Over a baffling 35 years, starting in 1968, a faintly emetic television ad campaign ran in Britain in which an oily action hero in a black roll-neck jumper would jump off cliffs, steward helicopters through storms, dodge sharks and charge speedboats over waterfalls in order to deliver a woman a box of supermarket-standard chocolates. “All because the lady loves Milk Tray,” explained a silky, Received Pronunciation voiceover at the end of each commercial, sounding terrifyingly like a dubiously acquitted, aristo sex pest commentating on the netball.
Viewers never got to see the recipient of the chocolates, only a tantalising glimpse: a couture-sleeved, Chanel-braceleted arm reaching out for the calling card placed on top of them. But we can safely assume that, with the acute diabetes and obesity still to set in, she was all corn-fed, Vaseline-lensed Bond-girl allure and come-to-chaise-longue eyes. In fact, it really tested viewers’ credulity as to why this sophisticated pheromone-fountain of a woman would be wooed into sexual submission by a boxed stack of plastic trays full of nasty hazelnut swirls and chocolate strawberry sundaes, however much peril their libidinous courier had put his stunt man through.
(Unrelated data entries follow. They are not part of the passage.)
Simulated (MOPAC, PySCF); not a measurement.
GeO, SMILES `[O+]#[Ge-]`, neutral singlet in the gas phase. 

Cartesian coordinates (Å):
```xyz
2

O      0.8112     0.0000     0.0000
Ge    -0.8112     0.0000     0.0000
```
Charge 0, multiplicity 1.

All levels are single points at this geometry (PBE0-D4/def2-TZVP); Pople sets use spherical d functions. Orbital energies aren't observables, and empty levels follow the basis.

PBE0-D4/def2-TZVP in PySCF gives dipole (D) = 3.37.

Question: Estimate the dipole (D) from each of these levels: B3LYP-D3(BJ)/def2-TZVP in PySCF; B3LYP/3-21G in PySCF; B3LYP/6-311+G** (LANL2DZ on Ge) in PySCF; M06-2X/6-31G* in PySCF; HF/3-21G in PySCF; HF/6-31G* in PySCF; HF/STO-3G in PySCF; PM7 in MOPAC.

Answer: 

Even more curious than that, though, was the supernatural proficiency with which Milk Tray Man managed to carry off the roll-neck in a way that was simultaneously so right and yet so wrong. He was either the epitome of debonair majesty or a sartorially inept buffoon, depending on any number of factors ranging from the day of the week to the setting of your TV’s contrast knob to the extent to which England had made a hash of the last Ashes series.
In fairness to the Milk Tray Man, the roll-neck — or ‘turtleneck’, as it’s referred to in the U.S. (‘skivvy’ in Australia) — is notoriously hard to pull off, and it’s probably perspicacious for us non-fictional types planning to tread the right side of a thin sartorial line to examine its history, which is itself fraught with ambiguity. Round, neck-hugging collars that fold over go back to 15th century Europe, possibly beyond. The Elizabethan ruff can probably be deemed its distant relative, and the Tudors seemed to have the same struggle with it as contemporary men (ruff size alone was a quagmire, as satirised in an episode of Blackadder II in which the eponymous arch nobleman played by Rowan Atkinson tells his friend Lord Percy that he resembles “a bird who’s swallowed a plate”).